Roman antiquities to star at Ancient Resource Auctions April 6
MONTROSE, Calif. – A Roman marble bust of the deity Serapis from the first to third century and a lovely Roman bronze lion mask door knocker from the same period are just two highlights in an online-only Antiquities Discovery Sale on Saturday, April 6, at 9 a.m. Pacific time by Ancient Resource Auctions. Bid absentee or live online through LiveAuctioneers.
The sale will feature a fantastic selection of authentic, museum-quality items from various Roman, Greek, Egyptian, Near Eastern and Pre-Columbian cultures, plus other ethnographic and antique items at price points certain to please.
The Roman bronze lion mask door knocker is nicely detailed and patinated. It’s an attractive example of a decorative door device that persists to this day. They’re enormously popular in the UK, where the Prime Minister maintains one. The one in the sale should bring $1,000-$1,500.
The Roman marble bust of Serapis depicts the deity robed with a heavy beard, a modius atop his head. His features are carved with narrow eyes, a wide flat nose and pursed lips. The bust stands a little more than 6 inches tall. It’s an interesting piece that carries an estimate of $1,500-$2,500.
Another lot to watch is the handsome Egyptian alabaster jar (Ptolemaic, circa second to first century B.C.). Well-carved in semitranslucent stone, the 6-inch-tall jar features a body tapered to a flattened foot, short wide-rim neck and two vertical lug handles. It’s estimated at $1,200-$2,000.

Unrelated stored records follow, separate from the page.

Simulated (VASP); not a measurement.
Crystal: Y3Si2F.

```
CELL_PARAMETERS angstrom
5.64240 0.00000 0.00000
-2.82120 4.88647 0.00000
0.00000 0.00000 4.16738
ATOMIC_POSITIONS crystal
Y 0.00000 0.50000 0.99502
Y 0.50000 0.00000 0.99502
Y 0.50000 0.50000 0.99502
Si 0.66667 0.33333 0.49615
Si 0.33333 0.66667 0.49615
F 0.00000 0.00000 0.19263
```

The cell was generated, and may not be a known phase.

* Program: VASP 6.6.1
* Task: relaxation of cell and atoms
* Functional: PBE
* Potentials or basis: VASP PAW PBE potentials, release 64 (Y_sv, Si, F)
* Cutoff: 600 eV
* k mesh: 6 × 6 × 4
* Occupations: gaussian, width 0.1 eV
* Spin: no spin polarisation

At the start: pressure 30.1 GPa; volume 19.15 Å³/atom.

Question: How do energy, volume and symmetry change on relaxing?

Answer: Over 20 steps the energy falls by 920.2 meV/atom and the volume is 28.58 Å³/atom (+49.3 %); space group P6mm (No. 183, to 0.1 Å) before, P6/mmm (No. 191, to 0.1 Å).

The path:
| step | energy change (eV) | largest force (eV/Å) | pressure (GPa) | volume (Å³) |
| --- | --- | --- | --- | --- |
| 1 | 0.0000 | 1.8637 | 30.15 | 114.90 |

A Byzantine, or early Fatimid period, yellow-green glass bowl, circa ninth-tenth century, 4 inches in diameter and of solid construction, with the glass translucent with beautiful color and the interior having a lovely, multicolored iridescence, should realize $700-$1,000, while a Roman pale yellow glass bottle, Eastern Mediterranean and dating to the fourth-fifth century, an attractive type with an ovoid body on a flared foot, carries an estimate of $450-$600.
A fantastic 21K yellow gold scarab bracelet, handsomely constructed with seven Egyptian steatite scarabs of similar size and shape, all but one from the New Kingdom (1570-1075 B.C.), including a sphinx, a crocodile and a lion, should make $600-$900. Also, a nice Near Eastern bronze dagger (circa 1200-800 B.C.), with the handle and blade cast as one piece, about 13½ inches in length and a well-preserved example, is expected to change hands for $600-$800.
A late Hellenistic terracotta figure of a robed woman, circa first century B.C., 9 inches tall, with the subject depicted with one knee raised up and wearing an attractive and interesting headdress, is estimated to fetch $450-$800. Also, an Egyptian bronze mummiform figure of Osiris, Egyptian Lord of the Underworld, dating to the Late Period (circa 664-332 B.C.), depicted wearing an Atef crown with uraeus and false beard, its arms folded at the chest, carries an estimate of $400-$700.